This Sunday, Seamus will make his 26.2-mile debut in the Marine Corps Marathon in Washington, D.C., in memory of his father. He'll be part of a group of runners wearing the bright blue shirts of the wear blue: run to remember organization that honors fallen military members. From Miles 12-13, he'll run past volunteers holding American flags and hundreds of photos of men and women killed in Afghanistan and Iraq. One of those photos will be of Michael.

Then, when the race is over and he catches his breath, Seamus will make the walk from the finish line at the Marine Corps War Memorial at the edge of Arlington National Cemetery, to Section 60 to visit his dad. He's been there so often he says he could find his father's grave while blindfolded.

As race day approaches, he's eager to run for his father and for all the others who've been killed. But he's a bit apprehensive, too.

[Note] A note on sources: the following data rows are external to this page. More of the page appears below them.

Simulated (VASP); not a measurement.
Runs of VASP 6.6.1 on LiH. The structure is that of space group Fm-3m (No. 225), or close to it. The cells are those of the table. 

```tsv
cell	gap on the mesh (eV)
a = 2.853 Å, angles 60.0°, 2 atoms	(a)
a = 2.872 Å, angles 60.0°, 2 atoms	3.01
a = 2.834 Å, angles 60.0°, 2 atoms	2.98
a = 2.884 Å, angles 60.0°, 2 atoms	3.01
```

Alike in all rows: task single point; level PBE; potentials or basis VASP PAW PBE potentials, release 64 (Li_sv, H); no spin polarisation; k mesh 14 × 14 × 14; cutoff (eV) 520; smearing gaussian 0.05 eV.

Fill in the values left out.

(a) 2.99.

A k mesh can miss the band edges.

"I know I'm probably going to cry," says Seamus. "It's moving ... I think it's going to be the most inspiring thing I'm ever going to do."

A shared passion

The two became running buddies when Seamus was in the sixth grade. Michael, inspired by his friends to try road racing, entered a 5K with his son.

"I literally cried in pain my first mile," recalls Seamus.

But they completed the race and entered another. Soon, running was their thing. Over the years, they ran 10-milers together at Fort Bragg, North Carolina, where Michael was stationed, and the annual Army Ten-Miler in Washington, D.C.

By high school, Seamus was running cross country and track, and also swimming. He liked the distance races best in track: 1,600 and 3,200 meters (mile and 2-mile). His father, too, enjoyed the longer runs, eventually running ultra marathons. Seamus says his dad's fascination with races up to 100 miles "was insane."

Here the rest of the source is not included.